Supporting students to enter and practitioners to adapt to the new destinaton management landscape
25th October 2016
The introduction of a practitioner/HE summit as part of this year’s Annual Convention has so far received a thumbs up from those who attended, rated Excellent or Very Good by 93% of delegates who have so far responded to the feedback survey. A practitioner commented: “this worked really well. The room was perfect – just the right size creating a positive environment for discussion. Great speakers covering an interesting range of subjects”.
Intended to encourage dialogue between students, practitioners and lecturers, the event began with presentations from Prof. Adele Ladkin, TMI’s Paul Williams and Dr. Phil Long, before breaking into discussion groups to look at what industry wants from students, what students can do to prepare themselves for a career in tourism destination management and what do practitioners need/want in the way of professional development support in order to keep up to speed in the increasingly diverse landscape of contemporary destination management.

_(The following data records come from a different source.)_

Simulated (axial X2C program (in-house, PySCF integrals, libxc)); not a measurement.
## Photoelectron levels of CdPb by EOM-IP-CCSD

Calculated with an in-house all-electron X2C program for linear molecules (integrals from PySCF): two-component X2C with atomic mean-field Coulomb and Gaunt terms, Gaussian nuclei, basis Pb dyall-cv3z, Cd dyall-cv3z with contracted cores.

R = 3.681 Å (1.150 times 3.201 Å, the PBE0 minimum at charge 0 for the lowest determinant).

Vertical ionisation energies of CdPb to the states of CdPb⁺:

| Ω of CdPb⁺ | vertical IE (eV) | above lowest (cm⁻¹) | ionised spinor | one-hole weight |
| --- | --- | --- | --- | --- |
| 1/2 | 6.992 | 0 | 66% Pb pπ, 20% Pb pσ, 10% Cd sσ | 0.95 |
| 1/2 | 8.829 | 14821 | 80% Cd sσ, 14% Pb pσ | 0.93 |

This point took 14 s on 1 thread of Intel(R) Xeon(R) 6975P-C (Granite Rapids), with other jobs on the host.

Key points to emerge from the discussions included:
Roles for TMI in enabling students to share their experiences of work placement and providing guidance for employers on managing work experience placements/volunteering; facilitating improved connections between graduates and industry through access to graduate level vacancies
A variety of suggestions for ways in which students can enhance their employability: build networks and keep CVs up to date; research the company/organisation; demonstrate enthusiasm and passion; evidence of reliability, as well as experience and track record.
The rich diversity of the contemporary destination management landscape means that rather than having a clearly defined, specific set of skills and knowledge, the modern destination management professional needs a flexible toolkit of differing and complementary skill sets and knowledge. This now includes creative skills for the digital era such as writing, copy editing and social media, as well as adapting strategic management, marketing and development to the broader range of destinations and products – cultural, gastronomic, historic/heritage, retail as well as rural, coastal, and urban.
How could TMI contribute? Practitioners wanted more and better access to materials and resources such as case studies and updates. For example, how much academic work was accessible to practitioners? There was also mention of a role for TMI in encouraging or providing a mentoring service or at least facilitating more direct exchange of experience and best practice.
So what can/should TMI be doing? What do you do to keep yourself up to date? How do you make time for your own professional development?